Stephen Westfall (born 1953 Schenectady, New York) is an American painter, critic, and professor at Rutgers University and Bard College.[1]


When Stephen Westfall was an adolescent, he was fascinated by the social spaces created by architecture. By age twelve, he was bringing home books about Louis Kahn, Le Corbusier, and Luis Barragán, architects who carved up space with colored walls.[2] Barragan was more polychromatic, but even white was a color for Corbusier, who also added color to his interior walls in his chapel masterpiece. Stephen Westfall attended University of California, Santa Barbara with a B.A. and M.F.A. in 1978.[3]

After an art class taken at the College of Creative Studies in Santa Barbara which further ignited his already creative spirit, he picked up an art major to go with a Literature major. As a student, he loved 60’s American abstract painting because it seemed to address interior space with the same forthrightness that the architects he admired addressed exterior space.[citation needed] He later received his Master of Fine Arts also from the University of California, Santa Barbara. While he was still an undergraduate, he also began writing art criticism for Art Week, then the only art magazine on the west coast. He has continued to write art criticism after he moved to New York (state), beginning with Arts Magazine in 1981.
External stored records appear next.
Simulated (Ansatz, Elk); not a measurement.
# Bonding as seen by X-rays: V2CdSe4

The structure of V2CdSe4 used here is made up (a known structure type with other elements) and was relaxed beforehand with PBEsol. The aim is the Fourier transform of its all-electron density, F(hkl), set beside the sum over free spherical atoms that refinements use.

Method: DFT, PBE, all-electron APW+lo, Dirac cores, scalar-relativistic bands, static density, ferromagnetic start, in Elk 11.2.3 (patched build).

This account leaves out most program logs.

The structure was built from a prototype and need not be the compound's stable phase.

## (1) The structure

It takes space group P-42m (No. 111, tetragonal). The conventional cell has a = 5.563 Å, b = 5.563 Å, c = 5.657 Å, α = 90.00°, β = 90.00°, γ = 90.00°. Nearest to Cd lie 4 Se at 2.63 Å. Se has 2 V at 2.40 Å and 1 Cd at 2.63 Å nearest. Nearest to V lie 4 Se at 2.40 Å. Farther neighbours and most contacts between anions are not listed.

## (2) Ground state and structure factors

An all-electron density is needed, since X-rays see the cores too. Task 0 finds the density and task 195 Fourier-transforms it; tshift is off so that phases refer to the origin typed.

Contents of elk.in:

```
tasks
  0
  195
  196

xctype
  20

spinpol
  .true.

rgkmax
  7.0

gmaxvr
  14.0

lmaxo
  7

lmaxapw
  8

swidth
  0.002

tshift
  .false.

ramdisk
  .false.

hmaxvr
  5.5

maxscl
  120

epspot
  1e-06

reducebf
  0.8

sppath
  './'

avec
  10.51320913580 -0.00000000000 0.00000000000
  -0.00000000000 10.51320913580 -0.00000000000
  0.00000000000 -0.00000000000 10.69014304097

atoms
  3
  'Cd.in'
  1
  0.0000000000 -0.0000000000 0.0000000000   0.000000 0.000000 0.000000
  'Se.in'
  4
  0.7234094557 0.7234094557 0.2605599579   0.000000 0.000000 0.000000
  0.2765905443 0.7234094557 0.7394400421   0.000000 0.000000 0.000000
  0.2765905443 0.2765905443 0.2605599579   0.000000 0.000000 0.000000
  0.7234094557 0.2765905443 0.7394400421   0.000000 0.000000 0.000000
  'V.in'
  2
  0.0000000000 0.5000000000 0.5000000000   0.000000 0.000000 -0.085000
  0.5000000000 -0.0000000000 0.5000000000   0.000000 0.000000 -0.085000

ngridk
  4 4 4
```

Stephen Westfall’s paintings have charted a course between post-minimalist geometries and a Pop inflected awareness of a painting as a thing in the world.[4] The brightly colored diamonds, triangles and trapezoids in his most recent canvases are conjoined into dynamic compositional skeins that seem to lean into space rather than recede. Drawing on Caucasian and Navajo Rug, [[medieval heraldry, Byzantine floor tile, early twentieth-century abstraction, architecture and Pop, Minimalist and Postminimalism, Westfall’s abstraction is deeply acculturated while formally honed into an active, perceptual immediacy.[5]
Over the course of the last decade, Westfall has focused his work to address architecture more directly and wall paintings have become his way to fuse paintings to architectural scale. He regards these paintings as now being essential to his artistic practice as his paintings on canvas and paper, which are bound by more conventional notions of portability and transferability.[citation needed] Important exhibitions of these wall paintings have taken place at Art Omi in 2014, The McNay Art Museum in 2015, and at the Museum of Art, Architecture and Design at the University of California, Santa Barbara, also in 2015.[citation needed]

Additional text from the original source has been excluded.